In [None]:
import torch
from transformers import AutoTokenizer, AutoModelForCausalLM, BitsAndBytesConfig

bnb_config = BitsAndBytesConfig(
    load_in_4bit=True,
    bnb_4bit_use_double_quant=True,
    bnb_4bit_quant_type="nf4",
    bnb_4bit_compute_dtype=torch.bfloat16
)
model_id = "zake7749/gemma-2-2b-it-chinese-kyara-dpo"
model = AutoModelForCausalLM.from_pretrained(model_id, 
                                             quantization_config=bnb_config, 
                                             attn_implementation='eager',
                                             cache_implementation=None,
                                             use_cache=False,)

tokenizer = AutoTokenizer.from_pretrained(model_id, add_eos_token=True)
model.to("cuda")

In [2]:
from datasets import load_dataset

c2m_prompt = "你是一個繁體中文的專家，專門將文言文翻譯成白話文。將下面的文言文翻譯成白話文："
m2c_prompt = "你是一個繁體中文的專家，專門將白話文翻譯成文言文。將下面的白話文翻譯成文言文："

def c2m_get_prompt(example):
    chat = [
        {"role": "user", "content": f"{c2m_prompt}：{example['classical']}"},
        {"role": "assistant", "content": f"{example['modern']}"},
    ]
    return tokenizer.apply_chat_template(chat, tokenize=False)

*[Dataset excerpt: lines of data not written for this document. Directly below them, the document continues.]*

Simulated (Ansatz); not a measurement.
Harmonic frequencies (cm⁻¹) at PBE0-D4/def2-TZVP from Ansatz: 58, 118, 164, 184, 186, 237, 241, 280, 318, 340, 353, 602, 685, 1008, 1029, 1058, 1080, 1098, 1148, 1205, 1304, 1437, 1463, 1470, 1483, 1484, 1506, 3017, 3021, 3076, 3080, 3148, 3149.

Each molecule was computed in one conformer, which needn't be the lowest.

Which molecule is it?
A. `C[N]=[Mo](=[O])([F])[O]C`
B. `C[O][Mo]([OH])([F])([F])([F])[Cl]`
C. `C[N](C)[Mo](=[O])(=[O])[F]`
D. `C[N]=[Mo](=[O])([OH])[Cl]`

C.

def m2c_get_prompt(example):
    chat = [
        {"role": "user", "content": f"{m2c_prompt}：{example['modern']}"},
        {"role": "assistant", "content": f"{example['classical']}"},
    ]
    return tokenizer.apply_chat_template(chat, tokenize=False)

c2m_dataset = load_dataset('csv', data_files="datasetcht.csv", split="train").shuffle(seed=42)
c2m_text = [c2m_get_prompt(data_point) for data_point in c2m_dataset]
c2m_dataset = c2m_dataset.add_column("prompt", c2m_text)
# c2m_dataset = c2m_dataset.map(lambda samples: tokenizer(samples["prompt"]), batched=True)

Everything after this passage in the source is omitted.